China has pledged to step up coordination with Brazil to “resist unilateralism and bullying”, Foreign Minister Wang Yi told his Brazilian counterpart Mauro Vieira in a phone call on Friday.
The commitment comes as President Luiz Inacio Lula da Silva’s government weighs retaliatory measures against the US, after President Donald Trump slapped 50 percent tariffs on Brazilian coffee and other goods earlier this month.
According to China’s Ministry of Foreign Affairs, Wang said the China-Brazil relationship “is at its best in history”. He highlighted the need to work with the BRICS bloc to defend the “legitimate rights and interests” of developing nations amid what he described as a turbulent global climate.

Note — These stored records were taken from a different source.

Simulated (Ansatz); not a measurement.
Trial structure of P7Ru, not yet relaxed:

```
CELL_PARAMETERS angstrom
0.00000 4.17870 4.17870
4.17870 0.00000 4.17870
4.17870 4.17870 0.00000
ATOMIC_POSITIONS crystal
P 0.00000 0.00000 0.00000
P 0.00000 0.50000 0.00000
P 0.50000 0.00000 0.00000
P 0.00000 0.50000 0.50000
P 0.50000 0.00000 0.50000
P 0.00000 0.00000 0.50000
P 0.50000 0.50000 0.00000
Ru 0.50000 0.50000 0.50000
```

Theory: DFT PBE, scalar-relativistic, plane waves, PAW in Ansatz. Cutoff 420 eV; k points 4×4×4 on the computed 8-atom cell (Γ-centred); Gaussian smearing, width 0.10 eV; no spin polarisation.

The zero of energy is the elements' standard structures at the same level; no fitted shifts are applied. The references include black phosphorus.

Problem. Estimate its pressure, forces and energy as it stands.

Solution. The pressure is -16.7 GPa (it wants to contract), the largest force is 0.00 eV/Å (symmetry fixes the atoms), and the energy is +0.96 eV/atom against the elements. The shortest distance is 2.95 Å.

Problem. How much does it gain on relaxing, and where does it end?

The comments echo a phone call between Presidents Xi Jinping and Lula two weeks ago, in which the two leaders reportedly built “solid mutual trust and friendship” and reaffirmed plans for a “shared future” partnership.
China is already Brazil’s largest trading partner, with soybeans a key export, and two-thirds of Latin American countries have signed on to Beijing’s Belt and Road infrastructure initiative.
Relations between Washington and Brasília, meanwhile, have soured. Trump justified the tariffs as retaliation for Brazil’s legal cases against former far-right president Jair Bolsonaro, an ally of his. The US president has demanded charges against Bolsonaro be dropped and even sanctioned Supreme Court Justice Alexandre de Moraes, who is overseeing the trial.
Tensions grew further when the US revoked the visa of Brazil’s Justice Minister Ricardo Lewandowski earlier this week. Despite historically being the dominant power in Latin America, the US now finds itself losing ground to China’s growing economic and political influence in the region.